Abhishek Sah

Learnings in Gojek Bootcamp

August 08, 2019

This blog summarises what all things I have learned in the first week of GOJEK Bootcamp!

Communication is hard!

Until now, I was not even aware of this simple fact. In Bootcamp, we are learning how to speak clearly. The intent of the communication is that the person listening to you gets what you are trying to say. But different person perceives it differently. So it is your responsibility to make sure that you speak so rigidly yet simply that everyone in the room gets them exact same thing that you are trying to say. Speaking clearly and yet simplistically is hard. It comes with practice. You need to unlearn many things. You need to prepare your facts. You need to have a sound idea into your mind. Your arguments need to be logically consistent.

Never love your code!

This is also hard to do. But eventually, you will have to develop the habit of not loving your code. Because by doing so, you will lose the ability to evolve it. You will start taking the code reviews very personally.

A team has conventions!

We have learnt how a professional team functions. It functions on the basis of a structure backed by conventions and automation. The team decides the convention they will use in their projects. The team decides the tools that they will use. They write the conventions in the wiki and treat it as the source of truth. We boot campers are also a team. We are learning how to pick our conventions. How to logically argue and reach a conclusion whenever there is a conflict amongst teammates. To do that, you need to learn how to speak clearly and resolving conflicts without wasting yours and others time.
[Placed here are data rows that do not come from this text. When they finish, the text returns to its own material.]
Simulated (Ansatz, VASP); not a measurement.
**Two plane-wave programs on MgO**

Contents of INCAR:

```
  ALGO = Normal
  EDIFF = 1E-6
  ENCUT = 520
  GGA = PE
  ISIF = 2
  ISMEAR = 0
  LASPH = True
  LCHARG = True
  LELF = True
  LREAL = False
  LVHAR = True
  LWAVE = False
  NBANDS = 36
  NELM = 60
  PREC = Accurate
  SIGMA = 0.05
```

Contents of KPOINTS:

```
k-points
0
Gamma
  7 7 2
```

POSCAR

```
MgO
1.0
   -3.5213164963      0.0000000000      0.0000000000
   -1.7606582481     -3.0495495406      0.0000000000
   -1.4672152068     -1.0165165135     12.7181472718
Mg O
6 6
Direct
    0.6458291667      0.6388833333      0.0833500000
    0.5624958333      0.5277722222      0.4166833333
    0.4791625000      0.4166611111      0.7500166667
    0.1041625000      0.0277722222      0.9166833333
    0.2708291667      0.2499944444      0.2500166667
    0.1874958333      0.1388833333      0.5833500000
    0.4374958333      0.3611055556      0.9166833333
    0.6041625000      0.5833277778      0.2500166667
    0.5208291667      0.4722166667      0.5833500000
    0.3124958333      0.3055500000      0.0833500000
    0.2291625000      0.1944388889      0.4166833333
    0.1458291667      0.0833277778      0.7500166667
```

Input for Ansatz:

Any violation of conventions is not accepted. If code is violating any conventions it gets a rm -rf harshly. This thing also serves as a positive learning reinforcement. And also contributes to the fact that you mustn’t love your code.

To make sure you are not diverting from conventions, you use automation. Automation makes it easy to deal with rules in conventions. Otherwise, there will be inconsistency in the development process which will reflect in design, code and several other decisions.

Simple English Modelling

You should be able to express your intent in simple plain English. If you can do that, it will make it easier to make decisions quickly, argue rationally and will save everyone’s time. Most of the time we get diverted to other topics from the original topic in a discussion. Simple English modelling also help you not divert from the topic at hand.


So that’s the learning of week one. Most of this was centred around processes and communication in a professional setting. It is making more and more sense, as we go deeper into the Bootcamp.